Posted:
12/16/2025, 8:32:44 PM
Location(s):
New South Wales, Australia ⋅ Sydney, New South Wales, Australia
Experience Level(s):
Senior
Field(s):
Operations & Logistics
At The Trade Desk, we recognize that a seamless customer experience is driven by operational excellence. In pursuit of constantly improving the reliability of our platform, we have established a global Systems Operations team. This team's core mission is to vigilantly monitor The Trade Desk platform services, refine our incident response methodologies, and guarantee a robust and highly-available customer experience. If you're passionate about ensuring system reliability, process improvement, and making an essential customer impact, we invite you to play a critical role in this next evolution of our on-call experience.

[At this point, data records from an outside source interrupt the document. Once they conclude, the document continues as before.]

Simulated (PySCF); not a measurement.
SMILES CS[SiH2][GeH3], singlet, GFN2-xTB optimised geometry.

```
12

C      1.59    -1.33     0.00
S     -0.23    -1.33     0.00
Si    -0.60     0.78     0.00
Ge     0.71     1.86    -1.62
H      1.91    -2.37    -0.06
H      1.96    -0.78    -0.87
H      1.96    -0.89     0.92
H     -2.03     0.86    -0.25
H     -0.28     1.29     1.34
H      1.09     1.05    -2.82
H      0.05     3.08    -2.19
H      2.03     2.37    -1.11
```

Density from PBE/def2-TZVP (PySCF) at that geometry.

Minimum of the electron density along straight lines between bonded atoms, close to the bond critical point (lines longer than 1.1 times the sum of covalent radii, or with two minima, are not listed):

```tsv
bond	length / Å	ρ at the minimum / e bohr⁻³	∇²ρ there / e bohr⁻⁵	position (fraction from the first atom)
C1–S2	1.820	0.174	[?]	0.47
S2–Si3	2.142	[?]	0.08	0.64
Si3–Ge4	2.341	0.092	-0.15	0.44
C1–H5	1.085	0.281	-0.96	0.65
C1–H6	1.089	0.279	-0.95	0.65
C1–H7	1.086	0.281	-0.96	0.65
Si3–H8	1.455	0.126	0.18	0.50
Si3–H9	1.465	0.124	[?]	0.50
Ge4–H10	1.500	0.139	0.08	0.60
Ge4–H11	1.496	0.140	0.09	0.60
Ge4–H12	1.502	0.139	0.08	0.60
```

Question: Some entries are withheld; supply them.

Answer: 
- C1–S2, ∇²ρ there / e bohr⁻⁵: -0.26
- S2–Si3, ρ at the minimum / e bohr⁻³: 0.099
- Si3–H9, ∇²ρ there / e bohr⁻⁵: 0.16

Act as a technical expert and advisor to more junior Systems Operations Engineers
At an escalated tier, monitor the state of platform services and stability via telemetry and alerts; triage issues, escalate to engineering teams as needed
Work collaboratively with development teams to facilitate issue remediation
Manage remediation task workflow
Proactively update and improve Systems Operations documentation and runbooks
Increase the effectiveness of the incident response process by defining and measuring relevant metrics
There may be periodic weekend coverage requirements
Undergraduate degree or relevant substitute experience
6+ years relevant work experience in Technical and/or Application Support with strong knowledge of services support and troubleshooting
The Systems Operations Engineer will either possess or be excited to learn a number of skills...
Technical Proficiency:
Understanding of large-scale distributed system architectures (e.g., databases, web services, application services).
Familiarity with monitoring tools (e.g., Prometheus, Grafana, Nagios).
Ability to configure and fine-tune alerts.
Proficiency or ability to learn programming languages including SQL, Python, C# to automate repetitive tasks.
Incident Management and Troubleshooting:
Ability to prioritize and manage incidents based on severity, with a focus on customer impact.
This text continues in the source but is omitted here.